Not a great situation; and it came up in a case in Michigan. But the FCC says that while a station might blame a competitor for meddling with its public files, the licensee ultimately remains responsible to ensure its files are accurate and complete.

The commission has denied a petition for reconsideration from J&J Broadcasting of Ironwood, Mich., which sought reduction of a fine.

J&J is licensee of WIMI(FM) and WJMS(AM). It was fined for two alleged missteps: failing to maintain its quarterly issues/programs lists in the public inspection file, and failing to notify the commission about a change in its antenna ownership. In February 2010, J & J acquired the stations and the antenna structure. Nearly 18 months later, an agent from the Enforcement Bureau’s Detroit Office inspected the stations’ main studio and found that five quarterly issues/programs lists were missing from the public inspection file and that the owner registration for the antenna structure had not been updated.

The FCC earlier reduced the amount of the original proposed penalty because of J&J’s history of compliance. The amount was lowered from $13,000 to $10,500. But a subsequent petition to cut the amount further was denied because the FCC has strict guidelines for reconsidering a ruling, such as when it makes material error or omission in its original order, or if new facts emerge. The petition from J&J failed to present such information, according to the commission.

But even if the commission were to consider J&J’s argument, it said, it still would find no basis for reconsideration, most notably because J&J did not deny that the issues/program lists were, in fact, missing. “Rather it argues that a forfeiture reduction is warranted because the issues/program lists were in the file until they were deliberately removed by the general manager of its major competitor,” the FCC said in its order. In addition, the files remained missing for more than two months before inspection by an FCC field agent.
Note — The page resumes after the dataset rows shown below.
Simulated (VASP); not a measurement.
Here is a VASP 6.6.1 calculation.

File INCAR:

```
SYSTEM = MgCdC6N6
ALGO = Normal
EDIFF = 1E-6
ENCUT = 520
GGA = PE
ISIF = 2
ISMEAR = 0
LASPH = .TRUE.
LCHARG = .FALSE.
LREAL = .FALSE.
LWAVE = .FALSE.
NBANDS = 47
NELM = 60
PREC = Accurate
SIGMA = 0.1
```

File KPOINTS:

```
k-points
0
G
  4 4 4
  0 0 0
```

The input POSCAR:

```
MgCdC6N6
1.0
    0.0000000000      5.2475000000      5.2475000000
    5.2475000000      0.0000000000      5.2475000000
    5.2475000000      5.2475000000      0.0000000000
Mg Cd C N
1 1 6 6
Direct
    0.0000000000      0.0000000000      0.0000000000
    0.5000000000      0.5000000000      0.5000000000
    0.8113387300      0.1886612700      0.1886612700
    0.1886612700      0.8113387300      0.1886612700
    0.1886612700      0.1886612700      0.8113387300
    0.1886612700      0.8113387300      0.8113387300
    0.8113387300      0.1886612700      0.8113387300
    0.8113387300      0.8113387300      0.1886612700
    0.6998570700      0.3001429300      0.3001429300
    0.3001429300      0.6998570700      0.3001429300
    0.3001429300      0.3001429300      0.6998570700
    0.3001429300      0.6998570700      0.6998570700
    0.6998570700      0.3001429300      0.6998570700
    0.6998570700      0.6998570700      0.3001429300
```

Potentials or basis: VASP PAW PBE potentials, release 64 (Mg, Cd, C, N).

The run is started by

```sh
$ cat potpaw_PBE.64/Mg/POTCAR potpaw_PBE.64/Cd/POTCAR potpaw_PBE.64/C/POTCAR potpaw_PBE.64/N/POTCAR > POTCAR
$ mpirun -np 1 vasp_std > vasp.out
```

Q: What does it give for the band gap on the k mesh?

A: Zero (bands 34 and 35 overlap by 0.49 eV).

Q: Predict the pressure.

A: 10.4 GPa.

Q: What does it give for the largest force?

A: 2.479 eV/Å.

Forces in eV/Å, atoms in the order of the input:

Even if mischief was afoot in this case of the missing file, J&J Broadcasting bears the responsibility to maintain its issues/programs lists, despite alleged actions of any ominous outsider. “The fact that the initial removal of the issues/programs lists may have resulted from the actions of a third party does not diminish J&J’s liability for failing to identify and correct that deficiency in a timely manner,” the order said.

Because J&J failed to provide any new information or raise new arguments, the commission denied J&J’s petition and ordered the licensee to submit the $10,500 within 30 days of the order.